Updated 7.40am with video

A blunt US embassy statement saying that it was not “too late” to resolve the Daphne Caruana Galizia murder case had been “misinterpreted” as being negative, Prime Minister Joseph Muscat said. 

In a statement issued on the two-year anniversary of Ms Caruana Galizia’s car bomb murder last week, the US embassy had urged the Maltese authorities to take swift action. 

“It is not too late for Malta to bring Daphne’s killer to justice in a credible manner,” the statement read, two years after the car bomb killed the journalist.

Asked on Friday if he felt the statement cast doubts over the local investigation’s credibility, Dr Muscat said this conclusion had been reached erroneously by the press. 

Describing the statement as “very valid and very sensitive”, Dr Muscat said the government had been in contact with the embassy shortly after the public statement was published to discuss the matter.

“We are very comfortable with our American partners,” he added. 

Meanwhile, replying to questions, a government spokesman said the Maltese authorities had been in touch with their American counterparts from the first day after Ms Caruana Galizia’s murder and contacts were “still constant”.

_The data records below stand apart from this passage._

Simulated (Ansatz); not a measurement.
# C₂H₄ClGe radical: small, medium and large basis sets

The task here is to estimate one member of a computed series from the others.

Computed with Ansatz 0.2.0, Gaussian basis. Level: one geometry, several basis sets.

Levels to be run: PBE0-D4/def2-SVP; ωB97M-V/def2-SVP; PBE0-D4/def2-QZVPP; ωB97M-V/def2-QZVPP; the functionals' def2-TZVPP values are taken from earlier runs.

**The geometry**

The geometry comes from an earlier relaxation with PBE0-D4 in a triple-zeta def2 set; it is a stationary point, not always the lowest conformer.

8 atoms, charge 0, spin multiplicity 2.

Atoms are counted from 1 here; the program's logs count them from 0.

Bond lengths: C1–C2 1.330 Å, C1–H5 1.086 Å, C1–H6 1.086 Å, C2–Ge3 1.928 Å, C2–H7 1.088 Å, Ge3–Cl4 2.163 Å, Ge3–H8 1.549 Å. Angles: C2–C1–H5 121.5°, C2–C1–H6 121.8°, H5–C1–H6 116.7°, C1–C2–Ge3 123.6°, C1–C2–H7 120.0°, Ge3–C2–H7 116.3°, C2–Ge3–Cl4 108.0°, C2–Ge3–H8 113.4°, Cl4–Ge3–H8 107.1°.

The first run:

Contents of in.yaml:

And in reply to separate questions, a US embassy spokesperson said the US authorities “remain in constant contact over this issue, among others, with Maltese government officials”.

The police’s work with FBI investigators had reaped results

The US embassy’s statement had also said that since 2010, Malta had experienced 19 bomb attacks – five fatal – and “too many remained unsolved”.

The attack on Ms Caruana Galizia, however, stood apart because she was an influential journalist. 

The embassy had said it was ready to support the Maltese investigation into the Caruana Galizia assassination “if requested by Maltese authorities”.  

Agents from the US Federal Bureau of Investigation were flown in to Malta to assist local police investigators within hours of the October 2017 murder. Sources said their technical expertise proved pivotal in identifying the three men who stand accused of carrying out the car bombing. 

Vincent Muscat and Degiorgio brothers Alfred and George were arrested in December 2017. 

American investigators used triangulation and other methods to establish exactly how the car bomb was set off and traced the mobile phones involved in the crime.

Since the statement was issued, doubts have been cast over whether the Maltese authorities had refused further assistance from their US counterparts. 

'Police decide on investigations' - Home Affairs Minister

In comments to Times of Malta, Home Affairs Minister Michael Farrugia said that if the police needed further expertise to help in the investigation, they would not hold back from asking.

Dr Farrugia said he had also personally assured the police they would receive any resources they needed.

Home Affairs Minister Michael Farrugia on foreign investigative help. Video: Chris Sant Fournier

He said from the first day of the investigation, the police had sought help from various investigators, including Europol and the FBI.

Dr Farrugia said the police’s work with FBI investigators had reaped results.

Europol was still actively involved in the investigation and regular meetings were held with the police, Dr Farrugia said.

The Sunday Times of Malta recently reported that a businessman was believed to be among the main suspects behind Ms Caruana Galizia’s murder.